Back in the early 1900s, Orillia's 'newest industry employed more than 150 men and boys' during the winter

Postcard Memories is a weekly series of historic postcard views and photos submitted by Marcel Rousseau. Some were previously published by the Orillia Museum of Art and History and in the book Postcard Memories Orillia. You can take a trip down memory lane with us each Saturday morning!

Starting in the 1880s, the Buffalo Ice Co. played an important part in the development of Orillia’s ice harvesting industry.

In 1890, the company boasted they owned a storage building in Orillia 600 feet long, 150 feet wide and 24 feet high. It was located on the G.T.R. siding on Moose Beach, east of the Stephen Leacock property.

At that time, Moose Beach was called Buffalo Bay. There were several periods of warming in the late 1800s and early 1900s and many American firms moved north to fill the demand for ice. They harvested thousand of tons of ice from Barrie and Orillia to ship by rail to New York and Ohio.

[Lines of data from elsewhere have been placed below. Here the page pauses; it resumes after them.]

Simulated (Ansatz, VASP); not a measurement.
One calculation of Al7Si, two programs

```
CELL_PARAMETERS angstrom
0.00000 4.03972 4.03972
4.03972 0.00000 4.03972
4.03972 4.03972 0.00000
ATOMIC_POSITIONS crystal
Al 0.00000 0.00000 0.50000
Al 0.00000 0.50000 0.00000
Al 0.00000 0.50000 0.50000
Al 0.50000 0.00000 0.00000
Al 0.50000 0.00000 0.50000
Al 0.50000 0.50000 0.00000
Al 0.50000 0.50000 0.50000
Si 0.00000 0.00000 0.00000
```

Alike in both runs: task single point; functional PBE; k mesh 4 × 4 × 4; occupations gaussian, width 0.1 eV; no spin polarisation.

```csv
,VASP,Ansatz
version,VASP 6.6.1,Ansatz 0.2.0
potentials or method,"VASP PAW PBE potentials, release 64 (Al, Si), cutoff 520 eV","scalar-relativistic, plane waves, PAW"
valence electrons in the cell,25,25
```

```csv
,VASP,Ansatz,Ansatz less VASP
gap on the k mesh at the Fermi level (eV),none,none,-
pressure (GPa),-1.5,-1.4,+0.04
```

Several firms located in Orillia during the winter of 1880. Among them was the Chatangua Lake Ice. Co. with a building near Cedar Island. In addition, The Dominion Ice Co. was located just north of the Midland Train Station at the bottom of Mississaga Street. 

Near Couchiching Beach Park were large storage buildings owned by Mr. Jack of Newcastle and the Walton Co. of Hamilton who shipped ice to Hamilton, Buffalo and Connecticut.   

J. J. Hatley, a local grocer and butcher on the main street, also had a storage building near the park. Hatley had formed a company as early as 1880 with Orillian’s Kean, Perry, Alport and Cameron. They harvested ice from Pumpkin Bay, east of Cedar Island, for the local market as well as shipping by rail to other southern communities.

The scarce postcard titled the Buffalo Ice Co. is postmarked Orillia, March 28, 1906. The building shown was owned by Webster & Markham of Buffalo NY. 

Located near Moose Beach, the nearly completed building was 240 feet long, 100 feet wide and 52 feet high. A conveyor on the west side of the ice house runs a considerable distance into the lake.

An electric motor at the top of the 50-foot tower runs an endless chain with slats to carry the ice. The 400-pound blocks are directed down a chute into the storage rooms. Men were employed one day at a time and paid around $1.25 nightly. This huge storage building was demolished several years later when weather conditions changed.

The Sarjeant Fuel Co. in Orillia started cutting ice on Pumpkin Bay in 1903. They leased a storage building from the Tait-Carss Lumber Co. at the foot of Elgin St. In the 1920s.

A. H. Oliver Machinery in Orillia developed a power-operated circular saw for ice cutting.

Used by the Sarjeant Company it was also sold across Canada and the U.S. By this time Sarjeant was using a truck to haul ice to a new ice storage shed built on Western Avenue.

In 1947 Sarjeant had installed an artificial ice-making machine that could produce 12 tons of ice a day. They also had a drive-through vending machine that would take a couple of quarters to release a 25 pound block of ice down a chute and through a small burlap covered door for pickup.

On March 15, 1906, The Orillia Times described Orillia’s newest industry that employed more than 150 men and boys during the previous six weeks. 

But, by the mid 1960s, almost everyone had electric refrigeration and the block ice age disappeared like melting snow.